About JHexagon

May 13th, 2016

Hidden City Ploy Audit


Hidden city ticketing occurs when a passenger books an itinerary with multiple segments and purposely does not utilize last segment. For example, if passenger’s itinerary originates at the point “A” with a connection at the destination “B” and final point “C” but never intending to make the last segment of the flight. Passenger purchases the ticket with A-B-C itinerary because it is cheaper ($800) than a ticket with A-B itinerary ($1,000). Another example is when passenger buys round-trip ticket but utilizes only one coupon. This practice results in a lower price of the ticket as well since round trip ticket cost less than one way ticket.

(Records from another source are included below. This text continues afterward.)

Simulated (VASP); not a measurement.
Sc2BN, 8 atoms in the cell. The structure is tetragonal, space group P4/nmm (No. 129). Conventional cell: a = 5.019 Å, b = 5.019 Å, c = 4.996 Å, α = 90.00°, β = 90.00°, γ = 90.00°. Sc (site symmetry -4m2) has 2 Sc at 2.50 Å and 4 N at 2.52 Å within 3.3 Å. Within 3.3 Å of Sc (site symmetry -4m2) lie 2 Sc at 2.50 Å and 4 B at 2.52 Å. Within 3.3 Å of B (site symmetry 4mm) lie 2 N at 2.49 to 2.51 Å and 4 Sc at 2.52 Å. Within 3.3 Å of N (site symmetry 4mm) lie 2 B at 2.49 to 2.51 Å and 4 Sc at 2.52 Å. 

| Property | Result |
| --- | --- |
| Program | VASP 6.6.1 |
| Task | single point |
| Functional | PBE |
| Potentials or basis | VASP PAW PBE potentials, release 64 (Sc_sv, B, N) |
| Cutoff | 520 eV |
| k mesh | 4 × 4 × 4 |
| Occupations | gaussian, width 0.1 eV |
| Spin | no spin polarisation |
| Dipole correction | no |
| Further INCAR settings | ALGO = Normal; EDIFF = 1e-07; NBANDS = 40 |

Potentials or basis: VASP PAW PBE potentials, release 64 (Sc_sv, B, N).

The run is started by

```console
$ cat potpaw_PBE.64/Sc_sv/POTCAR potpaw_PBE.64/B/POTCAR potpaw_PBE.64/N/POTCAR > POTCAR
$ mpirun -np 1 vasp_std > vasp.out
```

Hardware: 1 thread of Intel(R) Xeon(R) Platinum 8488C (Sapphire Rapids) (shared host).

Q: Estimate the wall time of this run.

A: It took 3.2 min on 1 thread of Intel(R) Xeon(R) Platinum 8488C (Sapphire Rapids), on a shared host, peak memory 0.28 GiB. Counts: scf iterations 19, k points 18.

Airline ticket is a contract between passenger and the carrier to receive transportation between locations at specified price and to utilize ticket exactly as issued. Hence, the airline view hidden city opportunity, failure to utilize ticket exactly as issued, as a possible breach of contract for which the airlines can demand compensation.

Airline profits depends on its ability to maximize ticket revenues, and similar services from other airlines is a main factor in determining the price of the ticket. Carriers oppose hidden city unethical practice for financial reasons: lost revenue and increased expenses.

We developed a new algorithm to detect tickets with hidden city malpractice. As a result, we recovered a quarter of a million dollars to the airline, and this unethical practice significantly decreased.